Although primarily a cinema, the Picture Palace started to include variety acts as part of the programme until they became dominant. This was scaled back shortly after the opening of the Variety Theatre when film resumed as the mainstay of the public’s entertainment.
The Picture Palace was always busy, so much so that in 1913 the owners and manager were taken to court for breach of safety regulations ‘with all seats full, the overspill filled the aisles and gangways obstructing the exits’.
At the time of opening in 1911 much of the population of Eastleigh had earlier opportunities to see film, if not by travelling to Southampton, then certainly at one of the many touring Bioscopes that frequented the fairground site in Market Street. In Southampton the main theatres often showed film as part of their variety programmes. In fact the Philharmonic Hall (later the Alexandra Cinema and the site of the original Odeon Above Bar) showed their first film in 1896, whilst the Grand Theatre began showing films in 1902 and the Palace and Hippodrome in 1908. Also, in 1908 the Empire Theatre in Bugle Street became Southampton’s first cinema. In 1910, the Electric Cinema opened in Shirley in a converted hall. So, the 1911 opening of the Picture Palace was something of an event for Eastleigh, the first purpose built hall.
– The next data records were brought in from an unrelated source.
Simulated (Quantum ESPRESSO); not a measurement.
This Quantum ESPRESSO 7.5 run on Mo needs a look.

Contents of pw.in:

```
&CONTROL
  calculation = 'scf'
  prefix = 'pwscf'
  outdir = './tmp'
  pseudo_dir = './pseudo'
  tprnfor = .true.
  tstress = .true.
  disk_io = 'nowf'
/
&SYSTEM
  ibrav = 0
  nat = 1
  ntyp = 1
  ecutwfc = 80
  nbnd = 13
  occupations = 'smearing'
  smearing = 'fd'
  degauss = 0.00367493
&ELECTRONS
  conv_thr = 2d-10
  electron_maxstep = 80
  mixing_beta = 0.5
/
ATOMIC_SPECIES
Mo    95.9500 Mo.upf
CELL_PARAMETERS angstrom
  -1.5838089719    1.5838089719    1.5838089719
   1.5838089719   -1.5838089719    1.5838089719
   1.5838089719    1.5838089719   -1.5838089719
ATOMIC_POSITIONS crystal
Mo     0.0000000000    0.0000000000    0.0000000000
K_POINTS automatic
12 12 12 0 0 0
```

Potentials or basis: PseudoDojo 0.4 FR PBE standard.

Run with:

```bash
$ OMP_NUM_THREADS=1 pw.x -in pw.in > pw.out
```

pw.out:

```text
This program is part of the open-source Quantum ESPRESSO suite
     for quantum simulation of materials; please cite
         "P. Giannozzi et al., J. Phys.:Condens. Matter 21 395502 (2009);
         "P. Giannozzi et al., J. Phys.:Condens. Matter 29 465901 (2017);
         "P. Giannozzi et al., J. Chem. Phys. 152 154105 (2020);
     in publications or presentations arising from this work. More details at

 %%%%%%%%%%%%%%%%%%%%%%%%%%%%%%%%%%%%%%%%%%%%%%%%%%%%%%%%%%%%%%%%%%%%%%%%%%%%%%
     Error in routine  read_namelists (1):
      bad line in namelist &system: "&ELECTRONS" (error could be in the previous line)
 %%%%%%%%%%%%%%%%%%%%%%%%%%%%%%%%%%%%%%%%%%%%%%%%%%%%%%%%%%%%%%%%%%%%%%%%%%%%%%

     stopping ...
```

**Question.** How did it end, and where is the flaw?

There were many interesting film programmes at the Picture Palace besides the regular fare. An example is in the first week of November in 1916, when at the beginning of the week “The Battle Of The Somme” was screened (The official record of the great advance. Photographed on the actual field of battle), whilst from Thursday of that week the film of ‘Jess Willard v Jack Johnson’ was shown (The greatest film fight yet produced ‘The world heavy-weight championship for £10,000’ see the famous knock-out in the 26th round).
On August 1st 1921 the venue was sold to George Wright, who renamed it Picture House. George Wright was born in 1895, was elected to Eastleigh Council in 1927, and became an Alderman in the early-1930’s; he would become Mayor in 1944-45. He had previously managed the Variety Theatre from 1916 through 1918 during which time he had changed the bill from mainly variety to pictures. Since then he had managed the Palladium Cinema in Portswood, Southampton.
Extensive interior decorations were carried out with panelling in oak and blue hung with art paintings in the style of Louis XIII period. At the time technical improvements were made to the projection equipment. The orchestra was augmented and was placed under the direction of well known local violinist F J Coles.
The Picture House needed serious updating and to justify the costs a significant increase in capacity was needed and which the growing population would support, so the cinema closed on May 2nd 1931 and was demolished to make way for a completely new cinema. The last programme of silent movies was advertised ‘the final feature being “Fast Company” – after which the cinema closed and the old Picture Palace was to be no more.
Amazingly, in just 14 months the old cinema was demolished, the site cleared and a brand new Picture House erected.